There really isn't any escaping from the underlying representation of 2's complement arithmetic with its overflows, wrap-arounds, sign extensions, etc.
June 11, 2009
2009/6/11 Walter Bright <newshound1@digitalmars.com>:
> davidl wrote:
>>
>> It seems that comparing two different operands with different size makes no sense. The compiler should issue an error against that.
>
> Consider:
>
>   byte b;
>   if (b == 1)
>
> here you're comparing two different sizes, a byte and an int. Disallowing such (in its various incarnations) is a heavy burden, as the user will have to insert lots of ugly casts.

Weren't polysemous types supposed to avoid all that?
June 11, 2009
Jarrett Billingsley wrote:
> Weren't polysemous types supposed to avoid all that?

It kept getting too complicated.
June 12, 2009
Walter Bright wrote:
> davidl wrote:
>> It seems that comparing two different operands with different size makes no sense. The compiler should issue an error against that.
> 
> Consider:
> 
>    byte b;
>    if (b == 1)
> 
> here you're comparing two different sizes, a byte and an int. Disallowing such (in its various incarnations) is a heavy burden, as the user will have to insert lots of ugly casts.
> 
> There really isn't any escaping from the underlying representation of 2's complement arithmetic with its overflows, wrap-arounds, sign extensions, etc.

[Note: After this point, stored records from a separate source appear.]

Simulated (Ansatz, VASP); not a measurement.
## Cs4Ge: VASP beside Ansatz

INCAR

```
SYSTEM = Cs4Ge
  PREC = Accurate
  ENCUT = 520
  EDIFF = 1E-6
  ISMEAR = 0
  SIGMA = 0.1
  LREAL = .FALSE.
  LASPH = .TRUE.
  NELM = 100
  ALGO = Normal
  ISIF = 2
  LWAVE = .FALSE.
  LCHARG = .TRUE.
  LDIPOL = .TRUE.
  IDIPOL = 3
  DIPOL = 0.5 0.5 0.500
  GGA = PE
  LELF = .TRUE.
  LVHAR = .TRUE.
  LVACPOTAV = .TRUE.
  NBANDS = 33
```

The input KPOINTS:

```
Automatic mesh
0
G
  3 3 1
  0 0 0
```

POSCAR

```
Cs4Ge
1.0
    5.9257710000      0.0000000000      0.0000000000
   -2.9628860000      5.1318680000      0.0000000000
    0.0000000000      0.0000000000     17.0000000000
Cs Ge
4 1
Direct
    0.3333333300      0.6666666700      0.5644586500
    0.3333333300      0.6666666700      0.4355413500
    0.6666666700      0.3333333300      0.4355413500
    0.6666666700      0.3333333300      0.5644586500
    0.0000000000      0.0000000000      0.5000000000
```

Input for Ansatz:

Why is "1" an int? Can't it be treated similar to the way string literals are treated: "a string literal" can be string, wstring and dstring:

dstring test = "Asdf";
int main()
{
 return test == "asdf";
}

L.
June 12, 2009
Walter Bright wrote:
> davidl wrote:
>> It seems that comparing two different operands with different size makes no sense. The compiler should issue an error against that.
> 
> Consider:
> 
>    byte b;
>    if (b == 1)
> 
> here you're comparing two different sizes, a byte and an int. Disallowing such (in its various incarnations) is a heavy burden, as the user will have to insert lots of ugly casts.
> 
> There really isn't any escaping from the underlying representation of 2's complement arithmetic with its overflows, wrap-arounds, sign extensions, etc.

The problem is a lot more specific than that.
The unexpected behaviour comes from the method used to promote two types to a common type, when both are smaller than int, but of different signedness. Intuitively, you expect the common type of {byte, ubyte} to be ubyte, by analogy to {int, uint}->uint, and {long, ulong}->ulong. But instead, the common type is int!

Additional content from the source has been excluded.